On July 1, 2020, North Carolina guide Seth Vernon poled his skiff to within casting distance of a string of tarpon, just off the beach in an undisclosed location along the southern shores of North Carolina. His client, a Greensboro angler named Ben Klein, cast a purple tarpon mouse fly to the lead fish. The tarpon ate the fly, and promptly spat it out. Unfazed, Klein backcast the fly free of the water and fired again. This time the second tarpon in the string sucked in the fly, and after a nearly twenty-five-minute fight, Klein had the fifty- to sixty-pound fish boatside.
It was the state’s second confirmed landing of a tarpon on a fly, a feat Vernon would later call his “Everest.” But completing such a quest is likely to become more common. Reports of increasing numbers of the prized game fish are coming in from places far from Florida, a typical stronghold of the species. In Georgia and the Carolinas, and even in the Chesapeake Bay, anglers are catching tarpon hundreds of miles from any mangrove shoreline. Now, thanks to a groundbreaking study of tarpon movements along the East Coast, the growing presence of the silver king in more northern waters is no longer anecdotal. Scientists have a soundtrack of sorts to prove it. And a coalition of anglers, guides, and conservation advocates are using the findings to better protect one of the most revered species in the Southern sporting realm.
While tarpon are most closely associated with the Florida coast and the Gulf of Mexico, a recent study by scientists with the University of Massachusetts Amherst and Carleton University in Ottawa, in conjunction with the Florida-based Bonefish & Tarpon Trust (BTT), confirmed that tarpon are actually a sort of All-South athlete. The research group positioned nearly a hundred acoustic receivers in waters from Key West to Biscayne Bay to the Everglades, connecting to a dragnet of four thousand others in place for various research projects from the Gulf of Mexico to the Delaware Bay. Meanwhile, fishing guides partnered with scientists to catch and surgically implant tarpon with tiny acoustic tags. Unlike larger, more common satellite tags, which can’t be used with fish less than one hundred pounds, acoustic tags are safe for tarpon as small as five pounds. Ultimately, some two hundred fish were tagged, and by the time the five-year project ended in 2021, the researchers had a half million tarpon detections from more than a thousand receivers. And the harvest of information will continue. More than forty tarpon will be tracked until their transmitter batteries go dead in 2026.

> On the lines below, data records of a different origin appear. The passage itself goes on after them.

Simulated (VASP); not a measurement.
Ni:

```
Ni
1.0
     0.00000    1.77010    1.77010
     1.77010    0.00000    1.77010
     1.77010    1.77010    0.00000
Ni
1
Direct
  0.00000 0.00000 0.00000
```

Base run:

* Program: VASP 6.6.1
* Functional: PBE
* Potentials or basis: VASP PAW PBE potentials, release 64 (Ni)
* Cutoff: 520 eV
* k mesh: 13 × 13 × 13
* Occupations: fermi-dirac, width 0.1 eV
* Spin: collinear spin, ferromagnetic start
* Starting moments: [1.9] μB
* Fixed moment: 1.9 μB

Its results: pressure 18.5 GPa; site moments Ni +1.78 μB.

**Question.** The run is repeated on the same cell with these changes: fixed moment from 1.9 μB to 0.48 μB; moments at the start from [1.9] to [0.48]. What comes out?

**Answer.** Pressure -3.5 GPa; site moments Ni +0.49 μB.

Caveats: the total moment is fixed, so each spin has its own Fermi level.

What the telemetry study shows “is that some tarpon move thousands of miles north along the Atlantic coast, and those fish are staying farther north for longer than anticipated,” says Andy Danylchuk, professor of fish conservation at UMass and a BTT research fellow. Places such as the Altamaha River estuary in Georgia and South Carolina’s Winyah Bay popped up as possibly critical migration areas. North Carolina’s Pamlico Sound is also figured as a critical foraging area, with tarpon putting down roots in the estuary for several months a year, to feed on fatty menhaden that thrive in the darker waters of sounds and nearshore areas. Says Danylchuk, “Our studies help tie science directly to the experiences and observations of anglers and guides, and should move the needle on new ways to help tarpon thrive.”
Already, BTT has used data from the study to successfully lobby North Carolina to make its tarpon fishery catch-and-release only. That was the first significant management measure built at least in part on the study’s findings. In addition, new studies on the food preferences of tarpon in more northern waters could add punch to arguments that it’s time to pull back on menhaden harvests. The small, oily fish travel in gigantic schools and are a primary prey for many larger fish species. In April 2022, BTT funded a study of stable isotopes from fin clips anglers took from tarpon they’d caught to help figure out the role menhaden and other forage play in tarpon ecology across the Gulf and the Eastern Seaboard all the way to Virginia. The study is ongoing, but many suspect that menhaden are a critical food source for tarpon in more northern areas, which underscores the need for conservation measures in a fishery that measures in the hundreds of millions of pounds.
The acoustic data showed fish migrating to northern estuaries like Pamlico Sound and the Chesapeake Bay during the summers, the same time menhaden populations in those waters swell. If the stable isotope study shows that tarpon are feeding heavily on menhaden and other forage fish, it could prompt greater conservation measures in conjunction with advocates for striped bass, another prized fish that has fallen on hard times. Last year, in fact, a coalition including BTT petitioned the Virginia governor to move menhaden fishing out of the Chesapeake Bay. That effort failed, but for Danylchuk, the findings “underscore the connectivity between the southern spawning areas and northern feeding areas,” he says. “And that amplifies that tarpon management has to be regional and we need to get all the players around the table when it comes to the future of the tarpon fishery.”